Data volumes continue to soar and traditional methods for comparing items one by one have become computationally infeasible. Vector search methods use approximate lookups, which are more scalable and can handle massive amounts of data more efficiently. As we show in this post, accelerating vector search on the GPU provides not only faster search times, but the index building times can also be substantially faster.

This post provides:

An introduction to vector search with a brief review of popular applications
An overview of the RAFT library for accelerating vector search on the GPU
Performance comparison of GPU-accelerated vectors search indexes against the state-of-the-art on the CPU
The second post in this series dives deeper into each of the GPU-accelerated indexes mentioned in this post and gives a brief explanation of how the algorithms work, along with a summary of important parameters to fine-tune their behavior. For more information, see Accelerating Vector Search: Fine-Tuning GPU Index Algorithms.

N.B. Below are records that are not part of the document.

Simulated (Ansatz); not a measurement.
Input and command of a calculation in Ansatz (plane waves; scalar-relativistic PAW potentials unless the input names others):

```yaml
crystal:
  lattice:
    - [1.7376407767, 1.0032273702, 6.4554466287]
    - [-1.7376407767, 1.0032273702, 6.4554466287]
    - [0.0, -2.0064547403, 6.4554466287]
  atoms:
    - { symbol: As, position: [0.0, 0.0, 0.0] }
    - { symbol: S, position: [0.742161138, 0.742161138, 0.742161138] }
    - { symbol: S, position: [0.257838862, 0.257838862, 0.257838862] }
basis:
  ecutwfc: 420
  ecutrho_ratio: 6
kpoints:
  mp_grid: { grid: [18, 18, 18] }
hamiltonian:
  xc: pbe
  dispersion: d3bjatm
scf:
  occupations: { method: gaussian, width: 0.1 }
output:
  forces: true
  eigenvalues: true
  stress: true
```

The third post in this series focuses on IVF-Flat, an ANN algorithm found in RAPIDS RAFT. We discuss how the algorithm works, and demonstrate the usage of both the Python and C++ APIs in RAFT. We cover setting parameters for index building and give tips on how to configure GPU-accelerated IVF-Flat search. For more information, see Accelerated Vector Search: Approximating with RAPIDS RAFT IVF-Flat.

What is vector search?

Diagram shows a list of vectors that may have been encoded from sources like images, documents, or videos and a query vector for which you would like to find the closest vectors from the list.

Figure 1. Vector search process
Figure 1 shows that vector search entails creating an index of vectors and performing lookups to find some number of vectors in the index that are closest to a query vector. The vectors could be as small as three-dimensional points from a lidar point cloud or larger embeddings from text documents, images, or videos.

Vector search is the process of querying a database to find the most similar vectors. This similarity search is done on numerical vectors that can represent any type of object (Figure 2). These vectors are often embeddings created from multimedia like images, video, and text fragments or entire documents that went through a deep learning model to encode their semantic characteristics into a vector form.

Embedding vectors typically have the advantage of being a smaller object than the original document (lower dimensionality), while maintaining as much information about the source as possible. Therefore, two documents that are similar often have similar embeddings.

Image of a 3D point cloud such as one created from LIDAR.
Figure 2. Vectors represent data points in higher dimensions
The points in Figure 2 are 3D but they could be 500 dimensions or even higher.

This makes it easier to compare objects, as the embedding vectors are smaller and retain most of the information. When two documents share similar characteristics, their embedding vectors are often spatially close, or similar.

Approximate methods for vector search
To handle larger datasets efficiently, approximate nearest neighbor (ANN) methods are often used for vector search. ANN methods speed up the search by approximating the closest vectors. This avoids the exhaustive distance computation often required by an exact brute-force approach, which requires comparing the query against every single vector in the database.

In addition to the search compute cost, storing many vectors can also consume a large amount of memory. To ensure both fast searches and low memory usage, you must index vectors in an efficient way. As we outline a bit later, this can sometimes benefit from compression. A vector index is a space-efficient data structure built on mathematical models that is used for efficiently querying several vectors at a time.

Updating the indexes, such as from inserting and deleting vectors, can cause problems when indexes take hours or even days to build. It turns out that these indexes can often be built much faster on the GPU. We showcase this performance later in the post.